As Ronan Farrow has with Harvey Weinstein, Matt Lauer and the manipulative culture of male empowerment over women in the film and news business, Jim DeRogatis has done so with Robert “R.” Kelly and music.
Only, DeRogatis – a revered music journalist with major chops in investigative beat journalism – has been at this, singularly and doggedly, for 20 years, as the only man who would listen to, and believe, over 40 black girls-turned-women and their families pour over the torturous aspects of rape and abuse at Kelly's hands.
“I've never not taken that phone call,” said DeRogatis when asked if the case is over now that he's published "Soulless: The Case Against R. Kelly," with its subject behind bars for six months. DeRogatis is one part of a night of revelation at the annual First Person Arts Festival taking part in the event’s marquee production, #IMNOJANEDOE on Nov. 3. He sat down with us ahead of the event.

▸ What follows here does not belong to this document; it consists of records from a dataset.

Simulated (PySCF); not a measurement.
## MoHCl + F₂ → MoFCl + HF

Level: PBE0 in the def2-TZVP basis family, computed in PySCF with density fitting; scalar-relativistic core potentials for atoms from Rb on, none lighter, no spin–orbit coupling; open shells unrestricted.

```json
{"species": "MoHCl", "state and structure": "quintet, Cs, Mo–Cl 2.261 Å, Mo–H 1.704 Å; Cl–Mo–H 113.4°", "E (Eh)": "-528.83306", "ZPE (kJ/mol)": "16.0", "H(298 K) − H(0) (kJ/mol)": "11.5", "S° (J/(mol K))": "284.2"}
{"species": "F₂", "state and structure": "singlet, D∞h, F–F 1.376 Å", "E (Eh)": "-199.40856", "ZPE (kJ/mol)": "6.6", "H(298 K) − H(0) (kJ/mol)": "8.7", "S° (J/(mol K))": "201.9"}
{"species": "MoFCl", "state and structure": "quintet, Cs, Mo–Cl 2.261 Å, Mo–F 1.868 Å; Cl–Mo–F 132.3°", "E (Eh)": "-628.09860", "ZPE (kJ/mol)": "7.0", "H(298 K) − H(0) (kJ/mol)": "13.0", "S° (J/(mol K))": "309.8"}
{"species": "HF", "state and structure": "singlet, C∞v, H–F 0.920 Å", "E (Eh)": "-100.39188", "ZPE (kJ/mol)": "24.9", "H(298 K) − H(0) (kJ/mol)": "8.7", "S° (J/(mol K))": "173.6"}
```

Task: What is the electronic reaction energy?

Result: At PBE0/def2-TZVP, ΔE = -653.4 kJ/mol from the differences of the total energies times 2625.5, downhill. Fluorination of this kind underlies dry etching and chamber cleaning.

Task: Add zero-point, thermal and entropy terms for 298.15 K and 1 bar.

You have lived with this story for 20 years. Are you at all tired of having to re-run or re-live this for people who are only now dealing with R. Kelly's guilt?
Yeah. I hate it. I'd rather be talking to you about Lizzo or virtually anything else.
I get it, but, why keep doing it? Why keep going?
I hate the Javier narrative, that I AM OBSESSED with R. Kelly (laughs). Early in my career, when I was an investigative beat reporter in New Jersey, and writing music for free for fanzines, I had two brilliant women editors who were mentors. They told me that sometimes you choose the story, and sometimes your story chooses you. So, since November 2000 when I got the fax that started this – Robert has a problem, Robert likes young girls – turned out to be true, it's not me chasing the story. It is women coming to me who saw my stories and saying that I got it right. They say, “I have a story. No one will listen to me.”
And so it continues then.
To me, you're not a reporter, much less a human being, if a woman is on the phone, saying, "No one will listen to me. Can I tell you my story," and you don't take that call. Whether it's the girls who spoke to me in the fall of 2000 – and girls is the right word, as their contact with me started at age 14 and 15 – or the Savages and the Clarys coming to me in 2016 about the cult story, and 48 women whose stories I heard in the intervening years … this story chose me.
You are coming to Philly for a festival that focuses on the memoir as art. How is this story your story?
If I look at a career as a writer, starting with the day I spent at age 17 with Lester Bangs, then publishing his biography in 2000, or sitting with Kurt Cobain before In Utero came out, or getting shouted out in the audience by Common only to have this guy hand me his mixtape and tell me he's coming up – that's how I met Kanye – I'd rather talk about those stories. R. Kelly? I wish it hadn't taken up 20 years of my life. I prefer to dwell on the good power of music. If you don't think the best music is being made now or is about to be made in a basement in Tulsa or a bedroom in Brooklyn, then get the fuck out of the way. This is the best beat in the world. In my head, I'm still 17.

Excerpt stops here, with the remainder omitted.